14 votes

Hard drive dying, trying to save a VM

I have a large VirtualBox VM on an external HDD. The HDD fails the S.M.A.R.T. test. The VM still works fine, but any regular attempt to copy the VM files over to a healthy drive fails ... there is clearly already something corrupt in the VM's virtual HDD, although it is not (apparently? yet?) affecting the functionality of the actual VM.

Any suggestions on how to save the VM? Linux Mint Guest OS, Pop_OS (Ubuntu) Host. The VM is nearly 800 GB. Both regular copy and rsync fail.

Thanks,
Eric

PS: (and perhaps I should have led with this, but...) is it okay to ask these kinds of specific, technical, "help me with my tech-stuff" questions here on Tildes?


Update to the update ... moved update info into a comment ... will keep my progress updated in that primary comment.

Danke, y gracias to all

25 comments

  1. [14]
    patience_limited
    (edited )
    Link
    The urgent first step is to clone your failing drive to a good one. S.M.A.R.T. detectable failures on mechanical drives don't get better on their own; there's a good chance your drive will fall...

    The urgent first step is to clone your failing drive to a good one. S.M.A.R.T. detectable failures on mechanical drives don't get better on their own; there's a good chance your drive will fall completely.

    Cloning software can also perform multiple read attempts on failing sectors, potentially recovering some data.

    Clonezilla is FOSS and fairly easy to use. The most critical task is verifying that you've identified your drives correctly before you start the clone. I haven't copied a blank new drive over the data myself, but I watched someone almost do that before I screamed at him.

    The VM data on your cloned drive may be readable where the old drive wasn't.
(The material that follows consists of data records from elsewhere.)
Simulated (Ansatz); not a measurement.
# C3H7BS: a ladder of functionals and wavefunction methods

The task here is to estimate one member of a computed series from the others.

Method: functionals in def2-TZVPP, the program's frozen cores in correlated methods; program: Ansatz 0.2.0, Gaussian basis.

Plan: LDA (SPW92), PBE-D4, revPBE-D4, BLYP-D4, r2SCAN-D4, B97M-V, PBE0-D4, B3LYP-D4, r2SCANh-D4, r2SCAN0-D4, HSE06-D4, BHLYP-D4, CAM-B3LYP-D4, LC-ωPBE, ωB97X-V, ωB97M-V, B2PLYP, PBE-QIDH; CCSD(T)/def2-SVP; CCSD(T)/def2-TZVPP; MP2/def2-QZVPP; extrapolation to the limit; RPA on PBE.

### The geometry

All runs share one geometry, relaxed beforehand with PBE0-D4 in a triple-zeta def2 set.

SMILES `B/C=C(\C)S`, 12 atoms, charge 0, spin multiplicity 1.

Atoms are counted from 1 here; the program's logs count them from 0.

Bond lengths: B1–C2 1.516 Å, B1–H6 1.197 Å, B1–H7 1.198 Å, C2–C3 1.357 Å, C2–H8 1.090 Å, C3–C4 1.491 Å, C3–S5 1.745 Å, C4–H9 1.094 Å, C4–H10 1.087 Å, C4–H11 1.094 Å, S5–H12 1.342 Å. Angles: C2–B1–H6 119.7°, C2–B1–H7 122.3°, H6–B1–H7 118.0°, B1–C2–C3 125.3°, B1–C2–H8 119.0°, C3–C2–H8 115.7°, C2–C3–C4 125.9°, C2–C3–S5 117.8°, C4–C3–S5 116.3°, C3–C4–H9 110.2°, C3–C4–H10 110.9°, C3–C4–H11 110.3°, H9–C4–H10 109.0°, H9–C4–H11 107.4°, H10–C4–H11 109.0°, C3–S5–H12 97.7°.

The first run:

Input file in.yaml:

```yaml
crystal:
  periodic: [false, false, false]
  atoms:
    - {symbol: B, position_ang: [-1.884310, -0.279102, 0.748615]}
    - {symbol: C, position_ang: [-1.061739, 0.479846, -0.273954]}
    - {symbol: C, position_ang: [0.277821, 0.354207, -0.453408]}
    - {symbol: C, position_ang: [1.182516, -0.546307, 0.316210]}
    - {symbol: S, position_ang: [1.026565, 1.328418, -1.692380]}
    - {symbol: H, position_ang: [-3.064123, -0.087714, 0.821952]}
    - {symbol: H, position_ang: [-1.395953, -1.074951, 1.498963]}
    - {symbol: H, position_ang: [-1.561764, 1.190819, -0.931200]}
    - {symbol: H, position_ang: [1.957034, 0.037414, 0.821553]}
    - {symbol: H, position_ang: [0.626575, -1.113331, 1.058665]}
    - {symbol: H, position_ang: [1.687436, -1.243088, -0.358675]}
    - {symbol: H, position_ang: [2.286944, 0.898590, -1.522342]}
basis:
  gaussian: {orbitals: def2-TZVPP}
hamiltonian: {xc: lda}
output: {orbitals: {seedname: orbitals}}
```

    If it isn't, and your missing data is important to you, but not so important that you'd pay thousands for professional data recovery, then get yourself another clean drive, and a copy of SpinRite. I've successfully recovered drives from punctured RAID arrays with that tool, and it's completely worth the price for technicians. Be very sure that you have a complete clone of the original drive before proceeding. SpinRite performs so many reads that failing drives may never boot again after you use it - treat it as a destructive tool. Essentially, SpinRite makes another clone of your failing drive, but uses some statistical sampling trickery to attempt reconstruction of data from bad sectors. There are more sophisticated (and expensive) professional tools for recovering data from worn drives, but I haven't found anything that provides more utility per dollar when required.

    I've also used TestDisk and PhotoRec, but never had much luck if SpinRite failed.

    18 votes
    1. [7]
      cfabbro
      (edited )
      Link Parent
      Am former data recovery tech (are you one too, @patience_limited?). That's very solid advice. The only thing I would add is: If the data in that VM is actually critical and/or valuable, stop...

      Am former data recovery tech (are you one too, @patience_limited?). That's very solid advice. The only thing I would add is:

      If the data in that VM is actually critical and/or valuable, stop fiddling with the drive immediately @Eric_the_Cerise, as by continuing to do so you are risking causing potentially irreparable data loss. Unplug it, pack it up safely/securely, and take it to a professional in that case... preferably one with direct access to a cleanroom, since otherwise they will likely may just wind up shipping the drive to another company who does have that facility, but take a cut for themselves first as a middle man.

      p.s. If you do keep trying to work on it yourself though, here is a bit more advice from some older comments of mine:

      Rule #1 of Data Recovery; Never ever ever write to the drive you are trying to recover data from. This is why Data Recovery companies generally always attempt to image a drive first before doing anything else to it (unless there is risk of exacerbating physical damage to the drive by doing so), then continue their work using that image rather than the old drive, and finally only ever recover the data to another totally new drive.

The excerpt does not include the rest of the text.